7) Gary with his weathered, friendly face, who rocks up to our house on the hill in an old red ute packed with fresh fruit, veggies and homemade pickles every fortnight. He can't speak so instead he communicates with a notebook and pen, writing in caps which strikes me as rather inefficient but nonetheless charming. It makes me feel like a frontier station woman.
8) Swimming in the the river. It is spectacular. And seeing mum and dad sleep in an old Bedford bus.
9) The kitten. I am not sure how I could have made it to the age of 34 while remaining completely unaware of how magical the purring of a cat was. Now I am and I love her. I even let her sleep on my feet at night.

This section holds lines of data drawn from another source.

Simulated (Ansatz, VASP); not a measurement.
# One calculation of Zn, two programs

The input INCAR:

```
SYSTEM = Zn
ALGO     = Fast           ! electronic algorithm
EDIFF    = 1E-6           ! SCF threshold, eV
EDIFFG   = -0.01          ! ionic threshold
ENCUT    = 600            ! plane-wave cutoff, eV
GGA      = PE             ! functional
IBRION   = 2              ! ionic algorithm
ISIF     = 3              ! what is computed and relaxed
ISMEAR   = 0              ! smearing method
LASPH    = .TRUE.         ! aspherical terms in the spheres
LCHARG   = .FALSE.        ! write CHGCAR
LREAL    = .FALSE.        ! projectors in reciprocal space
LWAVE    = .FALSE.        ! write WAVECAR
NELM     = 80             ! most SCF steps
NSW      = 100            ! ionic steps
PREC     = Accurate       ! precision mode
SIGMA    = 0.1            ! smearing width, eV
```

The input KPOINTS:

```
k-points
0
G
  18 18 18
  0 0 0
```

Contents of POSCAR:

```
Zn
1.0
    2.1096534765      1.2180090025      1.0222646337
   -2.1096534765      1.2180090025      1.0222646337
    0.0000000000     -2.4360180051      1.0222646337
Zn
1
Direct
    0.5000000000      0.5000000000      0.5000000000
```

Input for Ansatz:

10) My husband. He has responded to the call of the wild with such energy. He has come alive. And not just for farm things but on the domestic front too. I took the kids away for a week and he painted the entire house. And he now says things like "no matter how many mornings it takes, I will wake up and work hard to make our dreams come true" which for girls like me is in itself a dream come true.
I have no recipe to offer in this post. There was a cake for a forgotten birthday. Two simple sponge cakes filled with cream and strawberries covered with a whipped cream and white chocolate ganache, but I would like to tweak the ganache recipe before committing it to writing. For now I'm just getting back in the awe-filled groove of things.